Ministers from the Asia-Pacific Economic Cooperation forum will recommend the creation of an APEC-wide free trade zone.

TOKYO (Kyodo) - Pacific Rim trade ministers will show their determination at a meeting next week to revive stalled global market liberalization talks and urge their trading partners such as Brazil, India and Europe to demonstrate ''the necessary flexibility'' to break the impasse, according to a draft of their post-meeting statement.

The ministers from the Asia-Pacific Economic Cooperation forum will agree during the two-day gathering from Thursday in Cairns, Australia, to recommend to their leaders in September ''practical measures'' to take to realize a plan to create an APEC-wide free trade zone, says the draft statement, a copy of which was obtained Friday by Kyodo News.

Practical measures may include a plan to combine existing bilateral or multilateral free trade agreements in the region in a multilayered process of promoting a Free Trade Area of the Asia-Pacific, or FTAAP, diplomatic sources said.

The trade chiefs will also vow to develop open and market-based energy markets as a way of ''encouraging greater energy efficiency and the take-up of new, lower-emission and more energy-efficient technologies,'' which would help create a post-Kyoto Protocol framework to fight global warming, the draft says.

The meeting comes at a time when negotiators are studying next steps at the World Trade Organization following last week's collapse of crucial talks involving the United States, the European Union, Brazil and India, making it increasingly difficult for the 150-member WTO to successfully conclude the Doha Round by the year-end deadline.

''We are ready to engage personally and directly in an effort to finalize modalities and move to the concluding stages in the negotiations,'' the draft says, alluding to APEC's 21 member economies including Japan, the United States and China.

''We urge our trading partners to show similar determination and the necessary flexibility to move forward,'' it says, in an apparent reference to major non-APEC economies such as Brazil, India and the European Union. ''We reaffirm the importance of achieving an ambitious, balanced and comprehensive agreement on the DDA.''

DDA stands for Doha Development Agenda, the formal name of the WTO's Doha Round of trade liberalization talks launched in the Qatari capital in 2001. The round is aimed at adding billions of dollars to the world economy and lifting millions out of poverty.

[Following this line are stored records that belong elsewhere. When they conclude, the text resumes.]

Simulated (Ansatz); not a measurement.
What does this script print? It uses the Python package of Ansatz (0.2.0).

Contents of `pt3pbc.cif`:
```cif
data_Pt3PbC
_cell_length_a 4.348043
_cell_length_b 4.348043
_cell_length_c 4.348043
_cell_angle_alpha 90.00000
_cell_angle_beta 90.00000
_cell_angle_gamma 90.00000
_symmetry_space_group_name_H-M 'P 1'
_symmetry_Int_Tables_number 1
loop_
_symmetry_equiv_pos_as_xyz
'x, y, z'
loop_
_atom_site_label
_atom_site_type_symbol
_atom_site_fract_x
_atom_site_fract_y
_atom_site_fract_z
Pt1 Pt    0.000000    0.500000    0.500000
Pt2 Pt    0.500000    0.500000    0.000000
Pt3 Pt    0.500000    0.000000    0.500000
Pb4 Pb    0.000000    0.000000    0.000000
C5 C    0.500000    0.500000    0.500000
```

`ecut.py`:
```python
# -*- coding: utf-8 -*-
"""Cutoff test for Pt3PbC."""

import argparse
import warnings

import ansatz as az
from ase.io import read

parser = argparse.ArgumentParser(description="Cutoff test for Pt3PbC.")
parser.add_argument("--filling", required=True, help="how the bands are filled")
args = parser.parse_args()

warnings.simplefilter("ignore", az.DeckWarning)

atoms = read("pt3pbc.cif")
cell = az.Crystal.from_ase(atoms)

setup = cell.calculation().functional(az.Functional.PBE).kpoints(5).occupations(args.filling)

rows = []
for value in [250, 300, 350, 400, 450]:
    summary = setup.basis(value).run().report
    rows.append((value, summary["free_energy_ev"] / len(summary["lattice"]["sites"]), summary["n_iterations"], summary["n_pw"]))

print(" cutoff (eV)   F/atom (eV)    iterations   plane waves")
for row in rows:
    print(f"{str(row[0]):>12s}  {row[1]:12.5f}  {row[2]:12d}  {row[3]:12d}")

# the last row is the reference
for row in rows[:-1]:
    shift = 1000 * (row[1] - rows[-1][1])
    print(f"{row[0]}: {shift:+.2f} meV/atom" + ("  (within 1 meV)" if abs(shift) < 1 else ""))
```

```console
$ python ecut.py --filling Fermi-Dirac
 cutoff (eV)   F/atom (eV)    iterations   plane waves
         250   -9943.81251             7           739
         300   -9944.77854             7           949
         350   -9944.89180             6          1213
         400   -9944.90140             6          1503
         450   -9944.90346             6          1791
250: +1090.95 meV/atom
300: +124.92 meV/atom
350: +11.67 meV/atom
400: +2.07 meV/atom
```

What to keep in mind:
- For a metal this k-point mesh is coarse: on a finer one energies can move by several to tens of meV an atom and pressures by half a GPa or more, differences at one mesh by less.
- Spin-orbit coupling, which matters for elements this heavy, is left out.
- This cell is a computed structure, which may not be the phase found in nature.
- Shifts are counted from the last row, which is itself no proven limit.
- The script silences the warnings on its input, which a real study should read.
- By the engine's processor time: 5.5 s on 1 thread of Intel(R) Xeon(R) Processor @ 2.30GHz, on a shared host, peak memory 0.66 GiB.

Key WTO members have been striving to agree on the framework of a deal to reduce barriers to commerce in agriculture, manufacturing and services by the end of July, leaving enough time for technical work on a final accord by the year's end.

Without a breakthrough by August, the Doha Round could be put on hold for several more years—or even fail altogether—as farm subsidy and tariff concessions are unlikely in 2008, when U.S. elections are to be held, and 2009, when elections are scheduled in India.

On an APEC-wide FTA, the APEC trade ministers said, ''We agreed that the time is right to comprehensively examine what would be involved in regional economic integration including a possible FTAAP,'' according to the draft statement.

''We agreed to prepare a report to leaders in September recommending a number of practical measures to further promote economic integration in the region,'' it says, referring to the September summit of APEC leaders in Sydney.

If realized, an APEC-wide FTA would cover about 60 percent of the world's gross domestic product and half of world trade.

The idea of an FTAAP drew attention at the APEC leaders' summit last year in Hanoi, with the United States a key advocate. During the summit, the leaders took note of the need to start a feasibility study on a plan to create an FTAAP as a long-term prospect.

Japanese Prime Minister Shinzo Abe has said Japan sees the FTAAP plan as significant, and that it should be a complement to the WTO.

The trade ministers, meanwhile, noted that climate change and clean development will be a major focus at the upcoming APEC summit in Sydney, the draft says.

APEC leaders are expected during the summit to seek an effective post-Kyoto Protocol regime that also includes China and other major emerging economies as big greenhouse gas emitters along with developed nations.

''As ministers responsible for trade, we have a particular interest in promoting well-functioning energy markets that are progressively characterized by free and open trade, secure and transparent frameworks for investment, market-based price signals, market transparency, good governance and effective competition,'' the draft says.

''Such frameworks are important in encouraging greater energy efficiency and the take-up of new, lower-emission and more energy efficient technologies,'' it says.

Among other issues, the trade chiefs will call for simplifying patent application procedures and stepping up cooperation in patent screening in the region, the draft shows.

Officials say such an APEC-wide initiative is significant because the number of patent applications in the APEC economies totals 1.25 million, accounting for 78 percent of the world's total.

The initiative would also prompt China and Southeast Asian nations to improve their weak protection of intellectual property rights, a key to advancing free trade and investment, they say.

APEC groups Australia, Brunei, Canada, Chile, China, Hong Kong, Indonesia, Japan, Malaysia, Mexico, New Zealand, Papua New Guinea, Peru, the Philippines, Russia, Singapore, South Korea, Taiwan, Thailand, the United States and Vietnam.